Welcome to WebmasterWorld Guest from 54.145.235.72

Forum Moderators: mack

MSN Search Claims to Freeze Out Web Spam

   
7:26 pm on Jun 10, 2004 (gmt 0)

WebmasterWorld Administrator brett_tabke is a WebmasterWorld Top Contributor of All Time 10+ Year Member Top Contributors Of The Month



[pcmag.co.uk...]

In a sample of one billion web pages, Microsoft claims that eight per cent are spam.

In one case, the Microsoft researchers claim to have found a webpage in Germany that would constantly create pages filled with pieces of text that were copied from random web pages, linked to a porn site.

7:38 pm on Jun 10, 2004 (gmt 0)

WebmasterWorld Senior Member 10+ Year Member



Well, I'll reserve judgement for when I actually see it happen.

I seem to remember something about G** founders saying much the same thing a few years back as well. ;)

7:43 pm on Jun 10, 2004 (gmt 0)

WebmasterWorld Senior Member shak is a WebmasterWorld Top Contributor of All Time 10+ Year Member



In one case, the Microsoft researchers claim to have found a webpage in Germany that would constantly create pages filled with pieces of text that were copied from random web pages, linked to a porn site.

you know thats a WebmasterWorld member right?

;)

Shak

7:48 pm on Jun 10, 2004 (gmt 0)

WebmasterWorld Senior Member 10+ Year Member



In one case, the Microsoft researchers claim to have found a webpage in Germany that would constantly create pages filled with pieces of text that were copied from random web pages

Wow, bully for Microsoft researchers. We've been debating scraping [webmasterworld.com] ...here in WW [webmasterworld.com] for yonks now.
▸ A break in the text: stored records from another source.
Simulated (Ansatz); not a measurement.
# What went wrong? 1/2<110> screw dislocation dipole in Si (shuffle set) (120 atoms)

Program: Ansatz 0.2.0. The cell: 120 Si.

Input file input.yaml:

<off topic> PC Magazine in the UK went bust. PC Mag in the US is still operational. Strange that the URL is pcmag.co.uk. </off topic>

7:50 pm on Jun 10, 2004 (gmt 0)

WebmasterWorld Senior Member 10+ Year Member



here's part of the research on that report.

[webmasterworld.com...]

8:47 pm on Jun 10, 2004 (gmt 0)

WebmasterWorld Administrator skibum is a WebmasterWorld Top Contributor of All Time 10+ Year Member



Only 8%? Seems like a very low number, maybe more like 25-50%? or maybe they crawling a different Internet than Google.
8:52 pm on Jun 10, 2004 (gmt 0)

WebmasterWorld Senior Member essex_boy is a WebmasterWorld Top Contributor of All Time 10+ Year Member



Wicked! Depends on what they define as spam.

Would like to know just out of interest.

9:15 pm on Jun 10, 2004 (gmt 0)

WebmasterWorld Administrator webwork is a WebmasterWorld Top Contributor of All Time 10+ Year Member



8%? That's reassuring.
.
.
.
.
.
That means the other 32% flies under the radar.
10:28 pm on Jun 10, 2004 (gmt 0)

WebmasterWorld Senior Member 10+ Year Member



> means the other 32% flies under the radar

I'd bust out laughing, but you're probably 100% correct, and well, the more I consider it, the less humor I find in it.
:(

12:02 am on Jun 11, 2004 (gmt 0)

WebmasterWorld Senior Member 10+ Year Member



Read the paper and you will see that these guys are about 4-5 years behind in their studies.
12:07 am on Jun 11, 2004 (gmt 0)

WebmasterWorld Senior Member 10+ Year Member



In one case, the Microsoft researchers claim to have found a webpage in Germany that would constantly create pages filled with pieces of text that were copied from random web pages, linked to a porn site.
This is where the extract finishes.